Re: Invalid Bytes for Charset from Jukka K. Korpela on 2008-11-14 (www-validator@w3.org from November 2008)

From: Jukka K. Korpela <jkorpela@cs.tut.fi>
Date: Fri, 14 Nov 2008 17:28:09 +0200
To: <www-validator@w3.org>
Message-ID: <F4C9F0E5D58C4442B621D349319F5FDD@JukanPC>

Michael Adams wrote:

[ discussing the error message ...]
>>> The error was: utf8 "\x80" does not map to Unicode

> \x80 is illegal as a first byte in unicode.

First of all, this relates to UTF-8 encoding only.

Second, you're right in the sense that byte 80 is not allowed as the first 
byte of the encoding of character in UTF-8. I was confused when I wrote that 
it must be _followed_ by a byte pattern of a specific kind; instead, it must 
appear _within_ a byte combination of a certain kind.

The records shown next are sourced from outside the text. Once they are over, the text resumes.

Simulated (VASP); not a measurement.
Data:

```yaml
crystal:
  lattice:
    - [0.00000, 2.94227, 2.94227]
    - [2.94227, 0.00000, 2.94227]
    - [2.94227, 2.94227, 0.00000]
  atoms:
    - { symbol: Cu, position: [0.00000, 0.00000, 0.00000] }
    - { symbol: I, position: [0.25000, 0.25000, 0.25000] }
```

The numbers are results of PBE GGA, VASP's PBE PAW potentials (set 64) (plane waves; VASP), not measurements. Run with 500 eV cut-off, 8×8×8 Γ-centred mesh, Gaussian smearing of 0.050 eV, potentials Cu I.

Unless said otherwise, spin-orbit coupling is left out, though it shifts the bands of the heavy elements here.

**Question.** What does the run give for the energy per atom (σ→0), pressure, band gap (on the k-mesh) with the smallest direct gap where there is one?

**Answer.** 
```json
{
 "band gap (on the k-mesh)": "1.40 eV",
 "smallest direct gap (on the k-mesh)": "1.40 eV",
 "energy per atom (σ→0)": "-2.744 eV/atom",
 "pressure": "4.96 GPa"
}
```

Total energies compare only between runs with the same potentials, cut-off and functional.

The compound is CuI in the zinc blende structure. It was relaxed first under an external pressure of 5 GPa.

Anyway, the error message is wrong. The byte 80 occurring in UTF-8 data 
stream surely "maps to Unicode" as part of byte patterns. A correct error 
message would be "The error was: Byte 80 (hexadecimal) found in purported 
UTF-8 data in a context where it is not allowed." This is fairly generic of 
course, but I suppose the error message pattern is generic as well, so we 
cannot assume that it's about occurrences as first bytes only.

-- 
Yucca, http://www.cs.tut.fi/~jkorpela/

Received on Friday, 14 November 2008 15:29:06 UTC